This repository has the implementation of hyperparameter tuning techniques (GridSearchCV and RandomSearchCV) on K-Nearest Neighbour (KNN) algorithm, from scratch.
A 10,000 sampled dataset is randomly generated, having 2 classes 0 and 1. So, its a randomly generated binary classification dataset.
Hyperparameter Tuning is the process of selecting the best set of hyperparameters which will result in the best ML model. Consider KNN algorithm which has a hyperparameter called 'k' (k is the number of nearest neighbours to the query data point).
For different values of k, we get different scores for train and cv/test dataset and then we select best k value given some selection criteria. Now, this set of hyperparameters can be selected randomly or we can hardcode them.

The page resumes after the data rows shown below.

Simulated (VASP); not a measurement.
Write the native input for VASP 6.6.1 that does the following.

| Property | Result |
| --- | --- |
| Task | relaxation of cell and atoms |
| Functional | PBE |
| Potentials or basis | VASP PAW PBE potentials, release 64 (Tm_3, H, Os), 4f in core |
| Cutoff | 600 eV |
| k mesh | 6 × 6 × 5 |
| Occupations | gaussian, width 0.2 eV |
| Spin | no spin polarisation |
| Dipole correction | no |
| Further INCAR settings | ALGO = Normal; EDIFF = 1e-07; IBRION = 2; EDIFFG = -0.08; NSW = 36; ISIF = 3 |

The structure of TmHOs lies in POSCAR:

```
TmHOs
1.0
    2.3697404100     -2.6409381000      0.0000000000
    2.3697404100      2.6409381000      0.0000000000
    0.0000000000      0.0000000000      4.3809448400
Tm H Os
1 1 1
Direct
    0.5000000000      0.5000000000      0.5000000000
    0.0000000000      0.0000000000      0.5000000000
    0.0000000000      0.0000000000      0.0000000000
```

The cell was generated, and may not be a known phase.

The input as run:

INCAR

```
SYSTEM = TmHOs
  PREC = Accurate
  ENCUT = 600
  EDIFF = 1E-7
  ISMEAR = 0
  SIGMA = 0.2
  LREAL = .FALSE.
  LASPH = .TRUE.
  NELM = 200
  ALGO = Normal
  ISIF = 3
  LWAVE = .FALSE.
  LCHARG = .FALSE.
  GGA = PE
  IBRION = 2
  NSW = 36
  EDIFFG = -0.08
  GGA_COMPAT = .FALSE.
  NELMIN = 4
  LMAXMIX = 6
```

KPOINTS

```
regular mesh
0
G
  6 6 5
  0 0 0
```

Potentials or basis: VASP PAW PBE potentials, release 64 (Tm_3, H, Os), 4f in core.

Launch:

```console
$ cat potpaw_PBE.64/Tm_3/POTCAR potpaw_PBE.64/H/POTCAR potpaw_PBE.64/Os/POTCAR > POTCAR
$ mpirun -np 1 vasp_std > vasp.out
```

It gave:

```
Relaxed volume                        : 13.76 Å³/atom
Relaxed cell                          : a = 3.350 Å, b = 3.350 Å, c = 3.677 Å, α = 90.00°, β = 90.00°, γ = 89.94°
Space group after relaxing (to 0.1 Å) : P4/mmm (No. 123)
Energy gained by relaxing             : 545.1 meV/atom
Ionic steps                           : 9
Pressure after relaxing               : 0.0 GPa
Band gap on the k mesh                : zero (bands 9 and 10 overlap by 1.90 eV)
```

Cross Validation is a technique in which ML models are trained on the subset of the dataset(part of the dataset), which we call training data, and then evaluate the performance of the trained model on the another subset of the same dataset, which we call cross-validated/test dataset.
Without cross validation we can't say much about the trained model's performance on the test data. So, cross validation plays a vital role in Machine Learning.
In this method,the data-set is split into k number of subsets(known as folds). All the subsets/folds of data are trained except 1 which is (k-1) fold/subset which is considered for the evaluation of the trained model. In this method, we iterate k times with a different subset reserved for testing purpose each time.
There are different techniques to perform hyperparameter tuning. The techniques implemented in this project are RandomSearchCV and GridSearchCV.
In Grid Search Cross Validation technique, all the possible parameters combinations are taken into consideration, which makes it computationally more expensive than Random Search CV. Benefit however is that if you run it on a broad parameter space you will get the "best" parameter settings possible.